18/8/25
Monday morning in Hong Kong was amusingly similar to being in London on a weekday morning. Our walk to Admiralty station had us marching against the flow of commuters whose faces were beset by drudgery. Not a scene we’d been exposed to in a while.

Train leaving at 10:04am, we headed straight to West Kowloon station. Dollars still to spend, we splashed out on stupidly overpriced Starbucks. Oh how we longed for the cheapness of mainland China again. Exit procedures were an effortless passport scan. We had been slightly anxious about entering China, and whether they would be querying us on our means of leaving.
They didn’t give two monkeys. Though we did have to complete an arrival card, it was merely scanned in, then the screen flashed up our last exit date: another 3 months. Half an hour to go before our train left, we sat in the cleverly designed waiting area. The design had managed to incorporate the strictness of the mainlands segregation with the openness of Hong Kong. Above us, arrivals at the station looked down on us.

Another 8 hours of rail riding ahead of us we settled into our seats. More disaster porn played on the screens above us. We were still completely unsure how showing rail passengers such videos helped anyone.

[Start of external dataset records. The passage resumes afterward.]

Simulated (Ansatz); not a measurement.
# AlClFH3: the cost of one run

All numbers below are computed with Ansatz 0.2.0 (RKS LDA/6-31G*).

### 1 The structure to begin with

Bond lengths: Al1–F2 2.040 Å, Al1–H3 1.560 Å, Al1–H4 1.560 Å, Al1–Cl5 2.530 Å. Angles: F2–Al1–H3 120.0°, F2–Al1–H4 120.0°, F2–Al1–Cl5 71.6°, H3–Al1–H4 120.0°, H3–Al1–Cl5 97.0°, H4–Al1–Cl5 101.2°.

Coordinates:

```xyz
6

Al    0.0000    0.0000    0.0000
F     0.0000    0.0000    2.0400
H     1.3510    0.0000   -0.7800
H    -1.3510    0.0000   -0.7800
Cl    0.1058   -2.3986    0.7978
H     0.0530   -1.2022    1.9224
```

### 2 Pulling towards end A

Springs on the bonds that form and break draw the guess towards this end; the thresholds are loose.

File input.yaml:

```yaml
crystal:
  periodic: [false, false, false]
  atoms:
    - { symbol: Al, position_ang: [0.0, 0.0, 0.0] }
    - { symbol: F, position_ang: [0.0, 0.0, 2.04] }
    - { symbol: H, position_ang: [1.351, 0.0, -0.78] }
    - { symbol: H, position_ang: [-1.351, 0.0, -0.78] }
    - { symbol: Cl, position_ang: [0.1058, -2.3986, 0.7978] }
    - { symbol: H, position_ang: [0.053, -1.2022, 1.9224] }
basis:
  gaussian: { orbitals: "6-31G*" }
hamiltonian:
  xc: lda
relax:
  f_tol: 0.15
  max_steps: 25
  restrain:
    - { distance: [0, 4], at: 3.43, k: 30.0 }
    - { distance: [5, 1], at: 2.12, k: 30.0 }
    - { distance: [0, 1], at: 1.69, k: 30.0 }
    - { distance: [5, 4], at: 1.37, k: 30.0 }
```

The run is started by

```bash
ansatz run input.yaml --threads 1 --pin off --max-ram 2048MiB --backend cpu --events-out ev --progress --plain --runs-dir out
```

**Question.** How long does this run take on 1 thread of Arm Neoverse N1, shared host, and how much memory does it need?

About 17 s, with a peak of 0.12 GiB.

We rocketed through the countryside, skipping through places we’d have loved to stop and visit. As we tunnelled through famous Guilin we caught glimpses of the karsts. Meh, we’d seen enough of those to last a lifetime. Suddenly rain poured down. Covering multiple provinces in hours, eventually it became perfectly sunny and we could tell the heat was radiating outside.
Hard not to notice, onboard police officers regularly traversed the carriages. Along with the staff. Cleaners mopped the floor and toilets as we moved. Deliveries were made to peoples seats. Trains are done properly in China. No matter their annoying passport controls, lessons could be learned from their pride in rail travel.

Taxis were expensive from Chengdudong station. So we walked. Fortunately the heat was a few degrees lower. It wasn’t quite so awful as before. Back at the same hotel as last time we had dinner at the same place too. Takeaway barbecue and a massive durian that cost ¥180. We kept telling ourselves than durian would soon be a thing of the past to forgive the cost.